Tuesday, October 30, 2012

Halloween: Strange History, Customs, and Lore

As we continue our homage to Halloween, we present some interesting and perhaps little known insights into the holiday.

Crossroads: It was said (depending on whom you talked to) that crossroads were either lucky or unlucky places to find oneself during Halloween. In many belief systems, since the veil between the living and dead was thinnest, it was at a crossroads where the dead would pass through realms....so it was best to avoid such areas to avoid "trouble." Conversely, crossroads were areas of "energy collision" and a place of magic and luck. 

Persons could live a farthing/penny at the sight of crossroads to ensure luck and to bribe safe passage from evil spirits.

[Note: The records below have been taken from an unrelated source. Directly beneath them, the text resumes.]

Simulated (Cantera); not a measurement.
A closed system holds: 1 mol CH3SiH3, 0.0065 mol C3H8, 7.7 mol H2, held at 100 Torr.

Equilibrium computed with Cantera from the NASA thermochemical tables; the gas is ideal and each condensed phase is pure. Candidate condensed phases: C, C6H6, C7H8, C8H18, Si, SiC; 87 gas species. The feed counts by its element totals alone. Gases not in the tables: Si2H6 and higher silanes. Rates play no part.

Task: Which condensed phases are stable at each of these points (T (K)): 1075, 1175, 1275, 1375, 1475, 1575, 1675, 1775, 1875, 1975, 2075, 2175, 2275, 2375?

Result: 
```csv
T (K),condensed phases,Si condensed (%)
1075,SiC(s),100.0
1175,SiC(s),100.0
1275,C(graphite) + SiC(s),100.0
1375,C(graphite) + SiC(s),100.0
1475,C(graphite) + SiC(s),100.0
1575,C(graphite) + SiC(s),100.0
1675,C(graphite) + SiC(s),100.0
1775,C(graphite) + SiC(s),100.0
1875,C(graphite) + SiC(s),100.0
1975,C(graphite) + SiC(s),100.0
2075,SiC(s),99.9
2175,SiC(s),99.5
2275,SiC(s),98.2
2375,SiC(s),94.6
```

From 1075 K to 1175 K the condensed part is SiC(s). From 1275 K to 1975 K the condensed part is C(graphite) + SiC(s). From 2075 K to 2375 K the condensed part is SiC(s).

Jack O Lanterns: Did you know that Jack O' Lanterns owe their existence to turnips? The olde Irish often used lanterns to light the way on early Fall evenings...but some, too poor to afford those made of metals, would carve crude ones from turnips, place some kindling inside, and light it. Eventually, in order to drive spirits away during all Hallows--according to some accounts--the larger gourds and pumpkins grown in the fields were carved with frightening "faces" to scare away spirits, and places on porches and in front of fences as sentinels to keep evil away.

Ghosts: Have been called many things throughout the ages. Bygone names included: phantom, spectre, shade, haint, bogart, spook.

Deviled Eggs: This curious bit of trivia appears to have some connection with Victorian Halloween. During this era, the gruesome ideas of Halloween were downplayed and became a social event. Halloween postcards, party invites, and more, were the thrill of the era, with the Dennison paper company creating crepe costumes, invites, and even recipe pamphlets for such revelry.

       One of many Dennison publications giving suggestions for throwing Halloween parties...

One "hot" item for the practical hostess who was putting on a Halloween party--Deviled Eggs. As the story goes, the "devil"ling came from the use of the spice paprika...which was red, and also hot...two attributes, supposedly of the devil (or Hell).

Conversely, there are a rare few mention of the recipe calling itself "Angel-ed Eggs" which involve the use of mayonnaise in the eggs, which are white and perhaps more soothing, as was characteristic of "angels," which at least makes for interesting food lore!

Trick Or Treating: Trick or Treating has a long and complex history, which seems to stem from various cultural customs and phenomena....the origin seems to stem betwixt the pagan holiday of Halloween (known in old Gaelic as Samhain) and the Church's version of All Souls Day, which was superimposed over the original holiday.

At this time, the Christian custom was to go to see a departed loved one at the cemetery, pray for them at Church, and give alms to the poor in the name of the departed.

Sensing this, beggars often went door to door to receive money or "Soul Cakes" which were given. This eventually came to involve poor groups singing or dancing, from door to door, sometimes in shabby costumes, for a bit of charity. This eventually became known as "mumming" or the "Mummer's Dance" (as in the well known song by recording artist Loreena McKennit).

The tradition stuck, although eventually outlawed by authorities, children were allowed to continue in costume, this time known as Masking, and this became quite elaborate during the Victorian era. Since Halloween and Thanksgiving fell in relative quick succession one-after-another, the idea of Thanksgiving Masking became a large idea, with children reenacting those original mummers by dressing shabbily (usually as hobos) and begging pennies and sweets:

click to enlarge

When Thanksgiving became an official holiday , the practice of begging was replaced by family feasts and get-togethers, and the mummers begging eventuall morphed into the Trick Or Treat tradition, instead, during the end of October.

Bonfires: Speaking of maskers....modern day bonfires are indirectly tied to Victorian mischief-makers, as well as ancient practices. The ancients of Europe, afraid that the coming of Winter would signal a permanent loss of the Sun (because of the much longer days of darkness during Fall and Winter), would light bonfires to hail the sun back, to light the night in their communities, and as religious ceremony.  The practice remained during the Halloween season to such and extent that Halloween revelers would wreak havoc by burning bonfires of trashed goods, even during the Victorian era.  Whether this was inspiration for Devil's Night revelers of today, we'll never know!

And those are just some of the strange Halloween customs throughout the ages!